Thursday 27 August 2020

There are two Grey Wagtails in the park now, one on the shore at the Lido and the familiar one on the waterfall in the Dell.

Otherwise it was a day without surprises. I heard the Hobbies calling from a distance and hurried towards the sound but they didn't come into view. The Little Owl on Buck Hill remains unfindable, and her usual hole is occupied by Stock Doves -- which is not a disaster, as she has another up the hill where she nested a few years ago.

There were sights of the regulars. The young Robin behind the Lido is now grown up and looking much smarter than last year's Robins, which are tatty from nesting and feeding their young.

The usual Dunnock lurked in a bush in the Rose Garden ...

... and the young Magpie here has stopped begging and was foraging in a flower bed beside a parent.

One of the Great Tits at the bridge stared impatiently. She wanted to be fed, not photographed.

Another stare from a Starling at the Lido.

The familiar Black-Headed Gull EZ73323 was on the No Swimming sign where it always perches.

A young Herring Gull was begging at a parent, with as little effect as yesterday's young Lesser Black-Back.

Another swallowed a crayfish claw whole. What heroic digestions gulls have.

The Great Crested Grebe family from the east end of the island were at the far end of the lake. When the parent preened, the young grebe instinctively copied it. In the intervals it begged to be fed. Actually we have already seen this bird catching fish for itself.

Two teenage Moorhens probed the paving in the Italian Garden.

The Black Swan was up at the bridge bossing around some Mute Swans.

The youngest Egyptian Goose on the lake is now a handsome teenager, seen here in the horse ride along the Serpentine Road.

The Long Water is full of Pochards, both Red-Crested and Common. It's good to see so many Common Pochards, as the species is in sharp decline and red-listed.

A Greenbottle fly worked over a Michaelmas daisy.

A patch of Poplar Fieldcap mushrooms on a dead tree root near the greenhouses.

Finally, to cheer up a dull blog post, a splendid picture from yesterday by Julia: the female Kestrel was hunting in the Meadow.


  1. I have to disagree with Ralph: today's post is very far from being dull. The surprising prettiness of the Starling, the eager intellitent eyes of the Great Tit, the lovely Robin, all grown up, the triumphant look of the Black Swan, the antics of the Grebe chick... what more would anyone ask for?

    1. Someone told me this morning that he'd just seen an eagle in London. I don't think he had -- but in fact there are two records of White-Tailed Eagles in the London area this century.

    2. Yup, I agree with Tinuviel, wonderful post, very fun to see the updates on life in the park.
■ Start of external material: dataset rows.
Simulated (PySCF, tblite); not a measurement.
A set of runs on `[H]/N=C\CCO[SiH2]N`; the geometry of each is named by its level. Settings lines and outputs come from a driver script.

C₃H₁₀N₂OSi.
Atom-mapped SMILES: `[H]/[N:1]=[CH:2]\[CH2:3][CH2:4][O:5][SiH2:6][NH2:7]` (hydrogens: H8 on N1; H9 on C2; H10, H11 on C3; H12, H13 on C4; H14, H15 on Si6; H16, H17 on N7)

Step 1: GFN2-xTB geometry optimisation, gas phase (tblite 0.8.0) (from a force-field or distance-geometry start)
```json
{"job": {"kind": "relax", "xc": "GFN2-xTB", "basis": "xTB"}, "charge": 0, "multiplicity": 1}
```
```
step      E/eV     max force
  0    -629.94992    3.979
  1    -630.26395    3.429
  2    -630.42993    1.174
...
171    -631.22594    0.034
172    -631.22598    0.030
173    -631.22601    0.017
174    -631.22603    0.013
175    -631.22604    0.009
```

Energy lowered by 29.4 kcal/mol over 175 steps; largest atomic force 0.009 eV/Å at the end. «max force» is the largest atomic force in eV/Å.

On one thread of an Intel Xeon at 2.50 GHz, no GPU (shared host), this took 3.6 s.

    3. Racking my brains over what someone might confuse with an eagle flying over London and coming up empty. Maybe a young eagle in dispersion period? They tend to roam away when they disperse and pop up in the most unexpected places.

    4. It's very hard to tell the size of a bird at altitude. My guess was a Common Buzzard. These are not uncommon in London and there was one very high up over the lake a couple of days ago.

  2. The mushrooms are not Honey Fungus, but Poplar Fieldcap (Cyclocybe cylindracea) which fruits on dead poplar stumps and roots, as well as on willow. Supposedly rare in the UK, it's present in few locations in the Park and in the Gardens. It has been cultivated since the time of the early Greeks and Romans, and it is commonly sold in European markets.

    1. Thank you. I was struggling with identification and was not happy with Honey Fungus.